In this previous post, i talked about the current state of Data Abstract for OS X, and also promised a follow-up with a roadmap of where we are going next.

Where We’re at

To recap, when Data Abstract for OS X originally shipped last winter, it was client only. Basically, you needed to have existing servers written in DA/.NET or DA/Delphi (or write new ones using those same tools). This basically made DA/OSX a solution mainly for our existing Delphi and .NET customers, allowing them to expand their current solutions with native Mac and iPhone clients

In the following Spring release last month, we added Relativity Server running on all three platforms, giving developers the option to host Data Abstract services on Mac (in addition to Linux and Windows), without needing to know .NET or Delphi (or even having those tools).
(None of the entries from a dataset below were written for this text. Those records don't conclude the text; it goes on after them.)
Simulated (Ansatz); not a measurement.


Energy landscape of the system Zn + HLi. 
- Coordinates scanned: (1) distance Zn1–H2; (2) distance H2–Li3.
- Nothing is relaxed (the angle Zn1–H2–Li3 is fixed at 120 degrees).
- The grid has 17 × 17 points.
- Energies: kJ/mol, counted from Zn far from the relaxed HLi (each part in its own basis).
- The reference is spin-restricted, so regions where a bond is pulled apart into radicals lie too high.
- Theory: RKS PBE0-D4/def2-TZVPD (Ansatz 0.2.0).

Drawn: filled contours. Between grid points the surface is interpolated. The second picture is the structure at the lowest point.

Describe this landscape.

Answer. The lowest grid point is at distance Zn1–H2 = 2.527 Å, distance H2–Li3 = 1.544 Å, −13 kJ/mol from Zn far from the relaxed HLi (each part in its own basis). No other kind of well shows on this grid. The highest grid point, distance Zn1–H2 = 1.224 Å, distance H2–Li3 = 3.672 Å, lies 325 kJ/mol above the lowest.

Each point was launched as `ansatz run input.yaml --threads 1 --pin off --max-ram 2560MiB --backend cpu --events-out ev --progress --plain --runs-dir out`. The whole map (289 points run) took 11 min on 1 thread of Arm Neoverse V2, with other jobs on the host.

This took care of two thirds of the picture, but there is still one hole in a complete Mac solution: Schema Modeling (and Relativity Administration). While Relativity server runs on the Mac, developers are still dependent on Windows based tools both to configure and control their Relativity server, and – more importantly – design and work with their schemas.

What’s Coming Next

As hinted at before, we’re working on closing this gap, and are writing a new tool for Mac developers that provides two things. First, it builds on the functionality in Relativity Server Admin for Windows, and expands it to a new concept, to what we are calling the Server Explorer. Secondly, it will allow Schema Modeling thru Relativity server, essentially providing the full functionality of Schema Modeler for Windows.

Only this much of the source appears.